The Game Board of Life
This is a hazardous subject, on two levels.
First, as Jeanine Cummins wore a target after writing “American Dirt,” a novel about migrants in flight from violence even though she is white and privileged, I am writing this as an outsider. While my association with the subject is close and personal, it is also as an interloper. Secondly, I suspect this is a subject many if not most FLT readers do not care about and imagine is foreign to them. Meh.
“Ballislife” is a contraction of three words into one, known worldwide among those passionate about basketball. Basketball has a culture unto itself that extends far beyond the game. In fact, for many it is a cultural silo in which to live a safe distance from the threat of the white Euro-centric superstructure that forms the scaffolding of every institution controlling our lives – including basketball. Its culture offers a restful illusion within which to live while the disinterested and hostile world of white dominance carries on with itself.
White ballers can be citizens of ballislife too, so long as they are real ballers. It is a world that makes room for all kinds of people who are totally passionate about basketball, so long as they are not living a double-life – urban by day and suburban by night (neither of which is exactly about the geography of where one lives). In its comprehensiveness, ballislife is akin to the military or various religious cultures as a world unto itself. Others can see into it from the outside but are unable to be in it without becoming a full citizen of it. Like any subculture, it is preyed upon by commercial interests marketing it with a vengeance, and in the process, extending its visibility to those on the outside.

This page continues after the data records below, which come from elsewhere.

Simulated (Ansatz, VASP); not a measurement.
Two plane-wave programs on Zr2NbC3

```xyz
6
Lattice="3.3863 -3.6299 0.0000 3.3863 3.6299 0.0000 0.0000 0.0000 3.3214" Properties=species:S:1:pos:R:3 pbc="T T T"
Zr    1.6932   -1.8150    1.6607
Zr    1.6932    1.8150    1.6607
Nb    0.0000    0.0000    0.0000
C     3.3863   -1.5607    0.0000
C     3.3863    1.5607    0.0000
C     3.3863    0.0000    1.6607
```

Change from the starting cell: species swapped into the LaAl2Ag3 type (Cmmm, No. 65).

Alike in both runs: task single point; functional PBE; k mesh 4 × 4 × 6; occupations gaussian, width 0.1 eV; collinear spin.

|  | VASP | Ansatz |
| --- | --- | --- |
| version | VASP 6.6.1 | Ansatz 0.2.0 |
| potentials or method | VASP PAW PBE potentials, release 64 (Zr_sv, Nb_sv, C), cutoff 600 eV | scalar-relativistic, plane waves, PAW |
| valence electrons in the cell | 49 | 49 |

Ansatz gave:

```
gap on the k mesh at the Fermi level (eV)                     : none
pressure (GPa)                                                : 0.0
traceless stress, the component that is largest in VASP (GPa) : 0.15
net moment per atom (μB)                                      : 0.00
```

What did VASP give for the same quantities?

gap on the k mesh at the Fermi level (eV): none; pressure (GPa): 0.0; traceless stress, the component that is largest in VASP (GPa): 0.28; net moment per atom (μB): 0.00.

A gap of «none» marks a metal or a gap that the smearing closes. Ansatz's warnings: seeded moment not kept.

Beyond the ballislife bubble, there may have been some confusion about the blanket of media coverage regarding Kobe Bryant’s sudden death. For anyone watching basketball games on Sunday, the pall was palpable. Grief slammed the ballislife world the way sudden death always does, with a disorienting shock from hearing the news while unable to believe it. To be alive without the deceased seems impossible. Life is still taking place, going on as if nothing had happened even though everything is changed. Such was the experience of Kobe’s passing within the ballislife world.
Kobe was a member of the Holy Trinity: Michael Jordan, LeBron James, and Kobe. While theologians argue about which one was god, son, or spirit, there is no doubting each one’s divinity. Now one of them is dead.
So, for those of you looking on and wondering why all the fuss about Kobe, some of it cannot be explained without first understanding that ball is life. It is a moment in our national experience to remember that we do not all live the same reality – that truly, we are living very different experiences while breathing the same air. We cannot have civility and national cohesion without fully accepting and appreciating that we are very different from one another because of our circumstances and our choices. Those differences are not only beautiful, they have the potential to make all of us whole. We need to honor those differences instead of being repulsed or hostile when bumping into them.